Support higher-volume cases (and potentially an ordering guarantee) by using pgq

Question

Support higher-volume cases (and potentially an ordering guarantee) by using pgq

ePaul opened this issue 4 years ago · comments

Background

We currently inside Zalando have a discussion of how to implement reliable (transactional) event sending, which is basically what this library is trying to do.

When I mentioned this library (and that we are using similar approaches in another team, where we do a nightly full vacuum), it was pointed (by @CyberDem0n):

That's actually the major problem of such homegrown solutions.

Write amplification (you are not only inserting into the queue table, but also updating/deleting).

Permanent table and index bloat due to the 1.

Regular heavy maintenance required due to the 2.

Maintenance always affects normal processes interacting with the events table.

In case if the event flow is relatively high, it quickly becomes not enough to do vacuum full/reindex only once a night.

In this regard pgq is maintenance free. For every queue you create, under the hood it creates a few tables.
These tables are INSERT ONLY, therefore they are explicitly excluded from the autovacuum.
Tables are used in the round-robin matter. Since events are always processed strictly in one order it is enough only to keep the pointer to the latest row(event) that was processed and no UPDATES/DELETES required on the event table. Once all events from the specific table are processed PgQ simply does TRUNCATE on this table.
These tricks are making PgQ very scalable. Back 10 years ago, when PostgreSQL didn't yet have built-in streaming replication, the PgQ was used as a base for the logical replication, Londiste. Both solutions are developed by Mark Kreen while working for Skype. IIRC, 3 or 4 years ago Skype was still relying on PgQ and Londiste, because they just work.

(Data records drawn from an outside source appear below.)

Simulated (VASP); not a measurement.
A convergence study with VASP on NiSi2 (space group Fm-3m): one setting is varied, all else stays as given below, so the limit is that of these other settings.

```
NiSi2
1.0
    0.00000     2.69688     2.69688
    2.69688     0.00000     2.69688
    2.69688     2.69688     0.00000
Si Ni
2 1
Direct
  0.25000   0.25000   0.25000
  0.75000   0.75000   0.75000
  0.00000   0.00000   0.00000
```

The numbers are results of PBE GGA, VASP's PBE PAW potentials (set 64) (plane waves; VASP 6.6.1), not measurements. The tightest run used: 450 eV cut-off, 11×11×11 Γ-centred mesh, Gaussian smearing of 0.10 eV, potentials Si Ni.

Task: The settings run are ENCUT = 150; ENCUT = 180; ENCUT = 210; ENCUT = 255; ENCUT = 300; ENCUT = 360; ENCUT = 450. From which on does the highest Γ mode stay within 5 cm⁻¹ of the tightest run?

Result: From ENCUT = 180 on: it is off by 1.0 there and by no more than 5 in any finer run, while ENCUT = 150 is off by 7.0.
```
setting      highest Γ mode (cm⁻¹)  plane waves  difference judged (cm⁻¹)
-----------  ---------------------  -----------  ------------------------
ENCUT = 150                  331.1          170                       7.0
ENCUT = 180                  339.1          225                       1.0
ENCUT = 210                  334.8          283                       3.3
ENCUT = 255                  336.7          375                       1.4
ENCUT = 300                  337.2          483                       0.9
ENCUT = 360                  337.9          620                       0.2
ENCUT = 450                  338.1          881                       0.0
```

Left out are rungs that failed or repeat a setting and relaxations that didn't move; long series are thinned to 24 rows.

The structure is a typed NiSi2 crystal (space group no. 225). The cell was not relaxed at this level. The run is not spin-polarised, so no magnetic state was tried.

@a1exsh pointed me to the pgq SQL API and promised to help with code review if we want to integrate this into this library.

Goal

Find a way of using a pgq queue instead of the current event_log table for storing the events for later Nakadi submission.
This should be optional, as not every user of this library has pgq available, or the ability to install postgresql extensions.

Paŭlo Ebermann · Answer 1 · Tue Aug 04 2020 01:55:07 GMT+0800 (China Standard Time)

Implementation ideas/concerns

Abstracting queue access

This possibly can be done mostly by providing just a different implementation of the EventLogRepository interface – possibly with some adaptions (including the using code):

find/lock could be merged to return a batch
- table: update + select
- PGQ: next_batch_info / next_batch + get_batch_events or get_batch_cursor
delete could delete a whole batch (but except those which failed submission, see below)
- table: delete
- PGQ: finish_batch
persist for inserting an event (I think we don't use this for update, do we?)
- table: insert
- PGQ: insert_event

→ PGQ API documentation

Strict ordering vs. retrying

We might need some separate functionality for events which failed their submission:

In the table-based implementation we have right now, we just don't delete such events, so when the locking time expires, they will be automatically locked again by the lock, and then tried again.
In the PQG version, we use pgq_event_retry. (This can allow us to implement an exponential back-off.)

I'm not sure how this can be abstracted in a useful way.

Consumption

We need to make sure to register a consumer before we start inserting events (consumers only get events inserted after they subscribed).
We should only have a single consumer, so we don't send out the same event multiple times.
It's not quite clear whether we can have multiple threads/application instances fetching events in parallel from the queue, using the same consumer id.
- If so, we likely lose any ordering guarantees which might be there (but our library doesn't provide ordering guarantees anyways).
- If not, we need to figure out how to have just a single consuming thread/ application instance active. A proposal was to have a separate single-pod deployment just for this purpose, but I'm not sure that fits well with the "just plug it in" philosophy of this library.

Configuration

The spring-boot autoconfiguration could use some property to decide whether to use pgq.
We could also try to auto-detect the existence of the extension. We could also (optionally) depend on https://github.com/BrandwatchLtd/pgq-consumer, and use the existence of that in the class path as the decider?
We might want to have the queue name configurable, so multiple event queues (from different components
using the same DB) could coexist (and so we don't conflict with other queues the application might have).

a1exsh · Answer 2 · Tue Aug 04 2020 18:24:47 GMT+0800 (China Standard Time)

I think it makes sense to consider the task of consuming from a PGQ queue and publishing batches of events to Nakadi separately from the task of producing events for the queue in the first place. This way the former component may be reused more widely, e.g. when the application producing the events isn't using Spring (or Java, for that matter).

This library can still provide building blocks for both components, but it could be done with the potential separate deployment in mind.

Paŭlo Ebermann · Answer 3 · Wed Aug 05 2020 00:49:00 GMT+0800 (China Standard Time)

@a1exsh This is certainly something to consider. I just worry that having separate deployments will increase the configuration overhead (i.e. you can not just plug in this library in your application and everything works), but maybe it's the way to go.
Maybe we can find a way to have both the easy setup, and an option for separating stuff for cases where it's needed.

If other libraries (or applications implementing this manually) will want to interoperate, we also need to make sure to specify the format of the events in the queue, which limits our ability to evolve this in the future.